# Peter-Weyl theorem

A theorem on the approximation of functions on a compact topological group by means of representation functions (cf. Representation function). Let $\pi$ run through a family $\Sigma$ of representatives of all equivalence classes for the irreducible continuous unitary representations of a compact group $G$( cf. Representation of a topological group). Let $\mathop{\rm dim} \pi$ be the dimension of a representation $\pi$ and let $u _ {ij} ^ {( \pi ) }$ be its matrix elements in some orthonormal basis. The Peter–Weyl theorem asserts that the functions

$$\sqrt { \mathop{\rm dim} \pi } u _ {ij} ^ {( \pi ) } \ ( \pi \in \Sigma )$$

form an orthonormal basis in the space $L _ {2} (G)$ of square-summable functions with respect to the Haar measure on $G$( the measure of the entire group is taken to be 1). The algebra of all complex-valued representation functions on $G$, which coincides with the set of finite linear combinations of the functions $u _ {ij} ^ {( \pi ) }$, $\pi \in \Sigma$, is uniformly dense in the space of all continuous complex-valued functions in $G$.

If $G=T$ is the rotation group for the plane, this assertion coincides with an elementary theorem on approximating periodic continuous functions by trigonometric polynomials.

A consequence of the Peter–Weyl theorem is that the set of linear combinations of characters of the irreducible representations of $G$ is dense in the algebra of all continuous functions on $G$, constant on classes of conjugate elements. Another consequence is that for any element $a \in G$, $a \neq e$, there is an irreducible continuous representation $\phi$ of $G$ such that $\phi (a) \neq e$; if, on the other hand, $G$ is a compact Lie group, then $G$ has a faithful linear representation.

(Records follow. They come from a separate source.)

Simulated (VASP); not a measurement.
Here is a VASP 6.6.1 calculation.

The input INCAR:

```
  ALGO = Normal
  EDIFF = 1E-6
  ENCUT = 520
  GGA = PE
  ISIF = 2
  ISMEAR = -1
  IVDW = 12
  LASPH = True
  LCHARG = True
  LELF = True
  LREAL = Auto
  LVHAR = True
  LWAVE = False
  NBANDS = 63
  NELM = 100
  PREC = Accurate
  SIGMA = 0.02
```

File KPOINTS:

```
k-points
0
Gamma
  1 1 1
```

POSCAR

The Peter–Weyl theorem implies also the following more general assertion [5], [6]. Suppose one is given a continuous linear representation $\phi$ of a compact group $G$ in a Fréchet space $E$. Then the subspace of representation elements of $E$ is dense in $E$. Here an element $v \in E$ is called a representation, or spherical or almost-invariant, element if the orbit $\phi (G)v$ generates a finite-dimensional subspace in $E$. This is applicable in particular to the case where $E$ is the space of sections of a certain smoothness class of smooth vector $G$- fibrations, for example, the space of tensor fields of a certain type or given smoothness class on a smooth manifold with a smooth action of a compact Lie group $G$.

The Peter–Weyl theorem was proved in 1927 by F. Peter and H. Weyl .

#### References

 [1a] F. Peter, H. Weyl, "Die Vollständigkeit der primitiven Darstellungen einer geschlossenen kontinuierlichen Gruppe" Math. Ann. , 97 (1927) pp. 737–755 [1b] F. Peter, H. Weyl, "Die Vollständigkeit der primitiven Darstellungen einer geschlossenen kontinuierlichen Gruppe" , Gesammelte Abhandlungen H. Weyl , III : 73 , Springer (1968) pp. 58–75 [2] L.S. Pontryagin, "Topological groups" , Princeton Univ. Press (1958) (Translated from Russian) [3] E. Hewitt, K.A. Ross, "Abstract harmonic analysis" , 1–2 , Springer (1979) [4] C. Chevalley, "Theory of Lie groups" , 1 , Princeton Univ. Press (1946) [5] R.S. Palais, T.E. Stewart, "The cohomology of differentiable transformation groups" Amer. J. Math. , 83 : 4 (1961) pp. 623–644 [6] G.D. Mostow, "Cohomology of topological groups and solvmanifolds" Ann. of Math. , 73 : 1 (1961) pp. 20–48

A representation element is now usually called a $G$- finite element.
The statement that the algebra of complex-valued representation functions is uniformly dense in the algebra of continuous functions on $G$ is known as the Weyl approximation theorem. The Peter–Weyl theorem gives a complete description of the (left or right) regular representation in terms of its irreducible components. In particular, each irreducible component occurs with a multiplicity equal to its dimension, cf. [a1], Chapt. 7, §2. There exists a generalized Peter–Weyl theorem for unimodular Lie groups, cf. [a1], Chapt. 14, §2. The description of $L _ {2} (G)$( and the other unitary representations) in terms of the irreducible representations, including the fact that the irreducible unitary representations are finite dimensional, is known as Peter–Weyl theory, cf. e.g. [a2].